While a glass of coke would have been my poison of choice (thanks to the hangover), with this good food a good wine was essential. I was delighted to hear that Ortiga serve half glasses, so we were able to have a matching half glass to suit each of our varied dishes but not overdo it. The wine list claims to “showcase a wide range of wine styles and producers, ranging from Spain, France, Italy, New Zealand, Australia” which it certainly did. We are novices when it comes to Spanish wine, so we were keen to explore further. The somellier selected some lovely wines, at reasonable prices and we enjoyed these new varieties. My only regret was that I stalled at three (half) glasses and didn’t get to enjoy any Spanish Sherry which I love so much.

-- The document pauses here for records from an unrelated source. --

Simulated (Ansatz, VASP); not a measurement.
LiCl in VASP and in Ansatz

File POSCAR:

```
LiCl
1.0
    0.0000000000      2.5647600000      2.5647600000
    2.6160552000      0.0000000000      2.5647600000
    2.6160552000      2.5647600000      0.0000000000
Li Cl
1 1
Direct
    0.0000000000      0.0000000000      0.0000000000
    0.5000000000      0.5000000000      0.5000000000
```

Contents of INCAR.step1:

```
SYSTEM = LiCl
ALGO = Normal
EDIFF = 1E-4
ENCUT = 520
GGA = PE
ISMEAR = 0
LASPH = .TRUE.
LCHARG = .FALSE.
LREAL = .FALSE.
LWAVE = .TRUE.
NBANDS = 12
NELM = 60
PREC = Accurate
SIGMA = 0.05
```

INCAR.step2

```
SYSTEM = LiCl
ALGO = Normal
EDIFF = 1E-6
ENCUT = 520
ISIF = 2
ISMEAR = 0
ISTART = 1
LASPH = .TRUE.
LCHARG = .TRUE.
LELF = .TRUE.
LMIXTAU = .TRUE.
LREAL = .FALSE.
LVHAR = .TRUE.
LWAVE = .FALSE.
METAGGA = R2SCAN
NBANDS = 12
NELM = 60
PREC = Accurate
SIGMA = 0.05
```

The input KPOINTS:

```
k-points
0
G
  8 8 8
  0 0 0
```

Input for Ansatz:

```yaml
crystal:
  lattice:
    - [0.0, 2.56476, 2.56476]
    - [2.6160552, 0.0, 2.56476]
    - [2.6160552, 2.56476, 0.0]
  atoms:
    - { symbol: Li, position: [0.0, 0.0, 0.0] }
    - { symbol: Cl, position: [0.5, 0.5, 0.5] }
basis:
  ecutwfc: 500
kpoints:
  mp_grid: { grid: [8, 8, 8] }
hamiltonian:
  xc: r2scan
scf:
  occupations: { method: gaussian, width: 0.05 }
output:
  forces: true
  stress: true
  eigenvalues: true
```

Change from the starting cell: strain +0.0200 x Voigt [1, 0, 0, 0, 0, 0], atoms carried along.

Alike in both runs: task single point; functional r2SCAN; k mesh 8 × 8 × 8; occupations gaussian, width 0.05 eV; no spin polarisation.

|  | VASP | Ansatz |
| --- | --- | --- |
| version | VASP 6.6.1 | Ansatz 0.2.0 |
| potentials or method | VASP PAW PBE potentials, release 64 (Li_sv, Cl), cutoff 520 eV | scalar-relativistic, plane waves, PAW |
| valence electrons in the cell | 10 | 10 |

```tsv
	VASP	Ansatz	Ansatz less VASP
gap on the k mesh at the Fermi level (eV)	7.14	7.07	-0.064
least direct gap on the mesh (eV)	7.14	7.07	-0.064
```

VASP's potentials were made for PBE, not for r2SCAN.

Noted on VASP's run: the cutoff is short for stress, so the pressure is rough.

My partner (who “isn’t a sweets man” said in a very manly voice) had a girlie looking parfait which he seemed to seriously enjoy. I had a Milhojas de Cabello de Angel which was a like a millefuille of pumpkin. It sounded so unusual I had to try it. It was nice enough. On a better day I may have been more enthusiastic in my praise but I had really had enough to eat, and the pastry was just slightly too heavy, in ratio to the pumpkin cream. One less pastry layer would have been perfect. It was a blast however, to watch the chef prepare the desserts. Chefs are so hard working, often big and manly, but watching them handle such delicate desserts is something.
I can’t remember the cost of the evening, but I do recall that we were really pleased with the value. Perhaps we had drunk a little less than usual which would make a difference but all the same it was good value for excellent food, and excellent service, and excellent wine. What more could you ask for? This is my kind of restaurant. Good food and service without the stiffness of ‘fine dining’; where the diner can enter in a decent pair of jeans and feel comfortable, or dress up if it’s a special night. Bravo Ortiga. I hope I will be back.
If not, a trip to the newly opened Porteno in Surry Hills might have to salve my meat craving until we head up north again. That or the temple of steak, Rockpool Bar and Grill. I can always do with a dose of that to satisfy my lust for meat.